David Scharf is planning a little get-together on Sunday in Brooklyn: dinner for 4,500 Hasidic rabbis. “It’s the largest sit-down dinner in New York,” Mr. Scharf, 58, said Thusday as he surveyed his blank canvas, a cavernous warehouse in Red Hook.
90 Chefs, 340 Waiters and a Sea of Rabbis
By COREY KILGANNON • New York Times City Room blog
David Scharf is planning a little get-together on Sunday in Brooklyn: dinner for 4,500 Hasidic rabbis.
“It’s the largest sit-down dinner in New York,” Mr. Scharf, 58, said Thusday as he surveyed his blank canvas, a cavernous warehouse in Red Hook.
The room is a dank, drafty cargo area for cruise ships, part of the Brooklyn Cruise Terminal. The trick was to transform it in a few days into a warm, joyous banquet. Mr. Scharf’s son Jason Scharf, 25, was by his side with a laptop that displayed conceptual images of the finished product: a golden-lit hall with endless rows of tables populated by a sea of men with long beards and black hats.
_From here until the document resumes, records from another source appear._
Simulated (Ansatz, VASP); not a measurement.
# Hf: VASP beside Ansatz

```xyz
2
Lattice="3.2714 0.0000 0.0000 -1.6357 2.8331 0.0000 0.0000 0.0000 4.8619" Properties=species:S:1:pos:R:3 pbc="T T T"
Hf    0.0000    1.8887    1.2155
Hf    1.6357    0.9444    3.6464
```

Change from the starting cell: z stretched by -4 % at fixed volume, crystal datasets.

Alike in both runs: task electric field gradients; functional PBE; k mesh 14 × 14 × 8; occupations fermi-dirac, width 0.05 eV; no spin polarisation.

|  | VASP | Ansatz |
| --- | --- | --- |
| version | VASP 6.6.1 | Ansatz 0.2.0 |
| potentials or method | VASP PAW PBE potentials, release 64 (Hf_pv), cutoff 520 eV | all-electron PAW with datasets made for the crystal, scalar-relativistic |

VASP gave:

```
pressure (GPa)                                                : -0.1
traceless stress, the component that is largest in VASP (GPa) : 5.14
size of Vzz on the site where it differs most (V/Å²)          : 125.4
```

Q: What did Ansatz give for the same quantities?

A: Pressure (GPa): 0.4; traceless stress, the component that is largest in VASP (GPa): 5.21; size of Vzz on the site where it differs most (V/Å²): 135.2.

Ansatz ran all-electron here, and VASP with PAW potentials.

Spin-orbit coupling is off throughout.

The event is the 27th annual International Conference of Chabad Lubavitch Emissaries, in which Lubavitcher rabbis stationed around the globe convene each fall in New York to kibitz, share stories and attend workshops and seminars. (Those unable to attend can catch the Webcast).
The event is now in its 27th year, and attendance grows each time. In fact, this terminal is the only place Mr. Scharf could imagine staging it. Well, there was the Javits Convention Center, but it was booked, and was a bit pricier, he said. And, this location is close to the Lubavitcher community and headquarters in Crown Heights.
“We looked at armories, hotels and other piers, but we could not find another location to hold everyone,” Mr. Scharf said.
Not that he hasn’t pulled off bigger events. There was the wedding in 1987 for about 25,000 guests at the Javits Center, for a grand rabbi’s daughter.
“But that was a buffet,” Mr. Scharf said. “This is a sit-down dinner: 4,500 meals served in a 30-minute period.”
There will be literally tons of food. Mr. Scharf has hired 90 chefs and 340 waiters. He has rented vast quantities of equipment, including 15,000 glasses and 30,000 pieces of cutlery. There is a bank of Kosher ovens wrapped in plastic and certified by a rabbi. A team of rabbis will be on hand to supervise the meals. The tractor-trailers will arrive on Sunday afternoon with some 5,000 — staffers have to eat, too — oven-ready meals of chicken and steak. The event is too huge to suffer picky eaters.
“Everyone gets their meat cooked medium — no choice,” said Mr. Scharf, of Cedarhurst, N.Y., who specializes in mega-events held by ultra-Orthodox Jews in New York City. They can be tricky functions to pull off. Think of the details, for example: finding a check-in system for 4,500 black coats to be shed at the door. (The black hats are worn inside.) So many pickles will be served that a staff member was already slicing them on Thursday, taking them from big buckets.
Mr. Scharf stood in the middle of the warehouse, which overlooks Governors Island across Buttermilk Channel, surrounded by a feverishly working army of construction workers, designers and electricians. Fueled by coffee and cigarettes, he consulted detailed sketches and walked the warehouse barking orders into walkie-talkie and cellphone, and to sanitation, security, video and lighting crews.
Workers were jazzing up the austere walls with coverings. Men were unspooling huge rolls of carpeting across the 63,750 square feet of concrete floor, followed by crews putting 390 tables into place.
“It has to work like a precise machine, down to the inch,” Mr. Sharf said as he came upon a crew deviating slightly from the table-setting plan.
“Everybody stop!” he yelled. “I don’t want one mistake.”
The banquet is intended to reinvigorate the rabbis before they return to their missions around the world. There will be speeches and dancing, and the roll call of the various countries in which the rabbis work. Behind the dais, workers had hung a very large portrait of the Lubavitcher Rebbe, Menachem Mendel Schneerson, who died in 1994 and is known simply as “The Rebbe” to his followers. Mr. Sharf met the Rebbe several times and still has the dollar bills that the Rebbe, who would hand them out to people seeking his blessing, handed him.
Mr. Scharf stopped for a moment and took off his Mao-style cap and rubbed his eyes. His cellphone rang.
”Who is this? National? National what? Please be clear.” It was the National Fence Company, in reference to the 1,600 feet of chain-link fence he ordered to be placed on the docks outside. Rabbis in the water: This is not on the menu for Sunday.